Monday 9 November 2015

Python Gotcha #3 : Default Arguments, be careful

Python Gotchas - Default arguments

or how not to get caught out when you start using python

At first glance python seems very familiar, especially if you have used other procedural languages such as C or Java - but actually Python is different - in some cases very different, and those differences can trip you up as you progress along your python journey. In this series of occasional posts, I am going to cover some of those gotchas.

Default Arguments

Once you have spent any time with python, you will be very aware that the language supports the ability to define default values for function arguments.
>>> #---------------- Example 1
>>> def add(number, increment=1):
...    return number + increment
>>>
>>> add(10)
11
>>> add(10, 2)
12
 
This can be incredibly powerful feature which can dramatically improve readability of your code, by ensuring that you only need to specify an argument if you are doing something which is not usual or common. The example above is not a very good example of using default argument values.

For instance look at the str.find method (for finding one string in another); The method has both the start and stop arguments (if you need to search only part of the string), but both of those arguments have sensible default values so that in most cases you encounter,  when you want to search the entire string - all you need to do is provide a single argument :

>>> #---------------- Example 2
>>> stra = "This is a dead parrot, deceased, no-longer living."
>>> stra.find("e")   # Find the first 'e' in the string.
11
>>> stra.find("e", 12) # Find the first 'e' starting from the 11th character
24
>>> stra.find("e", 12,23) # Find the first "e" between character 12 & 23
-1


Say for instance that you write a function, which amongst other things, create and populates a file, and then sets the permissions on that file. Most of the time when your application calls the function you want the file permissions set to "rw" (read/write), but on some rare occasions you want your application to set the permission to "r" (read only). It would be a good idea to make the permissions argument have a default value of "rw" :

#---------------- Example 3
def write_file(data, file_name, permission="rw"):
    ...
    # Code to write file and set permission goes here
    return  0 # Success
 
write_file(data1, "data1.txt") # written with rw permission
...
write_file(data2, "data2.txt")
...
write_file(LicenseInfo, "LicenseReadme.txt", "r") # Don't want the license file to be changed


You can see how having a sensible default value makes the code readable, but not cluttered.

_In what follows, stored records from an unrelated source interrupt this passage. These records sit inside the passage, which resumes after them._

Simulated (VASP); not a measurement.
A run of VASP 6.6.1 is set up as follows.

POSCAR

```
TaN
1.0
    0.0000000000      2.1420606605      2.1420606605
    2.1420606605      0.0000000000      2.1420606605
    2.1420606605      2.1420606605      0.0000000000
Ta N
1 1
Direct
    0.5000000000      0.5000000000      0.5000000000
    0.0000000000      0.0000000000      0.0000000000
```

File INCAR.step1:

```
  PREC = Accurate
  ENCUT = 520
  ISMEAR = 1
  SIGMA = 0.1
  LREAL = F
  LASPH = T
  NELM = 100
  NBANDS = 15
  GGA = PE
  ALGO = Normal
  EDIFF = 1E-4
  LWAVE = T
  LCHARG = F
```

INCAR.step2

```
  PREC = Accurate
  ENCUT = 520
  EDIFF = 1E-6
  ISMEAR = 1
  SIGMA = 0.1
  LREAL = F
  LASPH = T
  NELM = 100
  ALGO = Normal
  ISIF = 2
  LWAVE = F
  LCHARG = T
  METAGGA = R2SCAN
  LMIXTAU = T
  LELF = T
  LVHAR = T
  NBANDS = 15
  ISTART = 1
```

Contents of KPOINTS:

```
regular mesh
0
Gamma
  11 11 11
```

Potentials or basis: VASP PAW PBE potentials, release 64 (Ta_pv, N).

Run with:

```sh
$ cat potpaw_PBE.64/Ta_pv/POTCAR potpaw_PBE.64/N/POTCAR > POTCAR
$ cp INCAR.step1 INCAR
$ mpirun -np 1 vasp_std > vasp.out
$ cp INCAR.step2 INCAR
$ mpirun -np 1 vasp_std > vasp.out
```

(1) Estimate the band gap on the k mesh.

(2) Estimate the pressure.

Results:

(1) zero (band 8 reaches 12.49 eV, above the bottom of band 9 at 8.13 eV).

And now to the gotcha : There is a danger lurking here - which I will demonstrate in my next set of examples :

Imagine you are writing a system to record students as they enrol for courses at a college, and the first thing you need to do is to record the Student's name on a list - so you write a function as below :

#---------------- Example 4
>>> def RegisterStudent(student, existing_students=[]):
...    existing_students.append[student]
...    return existing_students
>>>
>>> class1 = RegisterStudent("John")
>>> class1
["John"]
>>> class1 = RegisterStudent("Mark", class1)
>>> class1
["John", Mark"]
>>> # ---------------------------- All Good so far


You intention is by having the default argument as an empty list, you can create multiple lists one for each course, and you can signify the creation of a new list by omitting the existing_students argument (since when it is a new list there are no existing students.

Now - lets try to create another student list for a second course, using the RegisterStudent function above

#---------------- Example 5
>>> class2 = RegisterStudent("Lucas") # This should work - shouldn't it ?
>>> # -------- Lets check
>>> class2
['John', 'Mark', 'Lucas'] # We have the names from class1 in our list too
>>> # -------- and even worse ?
>>> class1
['John', 'Mark', 'Lucas']
>>> class1 is class2   # They are the same list (the same object)
True


So clearly this does not work - but why not ? How did our two default lists, end up with the same object.

Looking at the definition of RegisterStudent in example 4, it would be reasonable to expect that if the 2nd argument (existing students) isn't provided then a new empty list would be created. However, that is not what happens, and the reality is a bit complicated - so stay with me :
  1. Compilation :  The compiler sees the item existing_students=[] for the first time during the compilation phase; and it creates a new empty list object, and associates that to existing_students argument (within the scope of the RegisterStudent function). 
  2. Execution : When the function is then called the interpreter checks if the existing_students argument has been provided, and if not, then the object which was created during step 2 is passed as into the function body as the existing_students argument.
  3. In the body of the function - when the code changes the existing_students list (by appending to it - and append is a change in place - i.e. no new object is created), this is a change to the object created by the compiler.
  4. The next time that the function is called with a missing existing_students argument, the interpret does everything in step 2, and the body of the function will be passed the changed list.
The summary of this is, that if you use a mutable value (list, dictionary, set etc) as the default argument in one of your functions, and then change that variable within your function, then you will actually be changing the value of the default argument which will be used when you call the function again : and often this is not what you want.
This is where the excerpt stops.